Maclaren, who produce children’s buggies,
recently offered a voluntary product-recall on one million of its pushchairs,
amid reports that children had lost fingers in their folding mechanisms. But it
found itself at the wrong end of a sharp
social-media stick when UK customers discovered that only US customers were
included – and this week it was force to roll out the offer
worldwide.
For this year’s Los Angeles Design Challenge, Audi has tapped
its Facebook community of famously partisan fans to help design a fantasy Youthmobile for
release in the year 2030 – you can see some of the designs here.

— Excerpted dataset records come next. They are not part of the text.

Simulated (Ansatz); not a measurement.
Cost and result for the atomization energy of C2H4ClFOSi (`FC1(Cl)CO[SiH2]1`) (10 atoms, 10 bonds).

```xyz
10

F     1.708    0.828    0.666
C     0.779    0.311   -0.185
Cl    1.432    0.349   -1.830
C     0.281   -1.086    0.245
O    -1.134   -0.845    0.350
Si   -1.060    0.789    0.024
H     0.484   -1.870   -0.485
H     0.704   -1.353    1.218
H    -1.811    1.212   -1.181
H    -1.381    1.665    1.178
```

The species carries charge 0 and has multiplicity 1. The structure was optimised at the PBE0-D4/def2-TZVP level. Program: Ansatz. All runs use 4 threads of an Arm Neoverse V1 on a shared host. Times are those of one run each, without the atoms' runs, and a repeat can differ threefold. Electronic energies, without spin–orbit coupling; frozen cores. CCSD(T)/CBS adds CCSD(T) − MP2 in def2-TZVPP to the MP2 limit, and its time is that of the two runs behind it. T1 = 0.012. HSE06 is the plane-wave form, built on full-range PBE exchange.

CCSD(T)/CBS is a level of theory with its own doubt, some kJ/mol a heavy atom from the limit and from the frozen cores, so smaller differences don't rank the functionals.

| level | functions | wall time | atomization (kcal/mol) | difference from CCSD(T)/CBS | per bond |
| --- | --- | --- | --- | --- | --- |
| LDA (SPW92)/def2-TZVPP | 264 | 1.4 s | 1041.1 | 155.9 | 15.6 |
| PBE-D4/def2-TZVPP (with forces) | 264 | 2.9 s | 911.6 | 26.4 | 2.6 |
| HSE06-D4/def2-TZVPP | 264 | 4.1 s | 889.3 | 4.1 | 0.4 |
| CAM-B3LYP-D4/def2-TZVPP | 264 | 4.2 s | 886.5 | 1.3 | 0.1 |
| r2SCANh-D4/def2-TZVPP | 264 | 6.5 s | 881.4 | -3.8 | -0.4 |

http://www.facebook.com/audi
ON GOOGLE
…
The tech world was agog this week, as rumours
swirled that Google’s eagerly-awaited new Chrome operating system might be
available for download as soon as next week, with Search Engine Journal
suggesting that the traction being gained by Windows 7 might be motivating a
hasty launch.
Eek. Californian developer Frank McCabe created a
programming language in 2004, and named
it Go. He published a research paper about it in 2004. And a book in 2007.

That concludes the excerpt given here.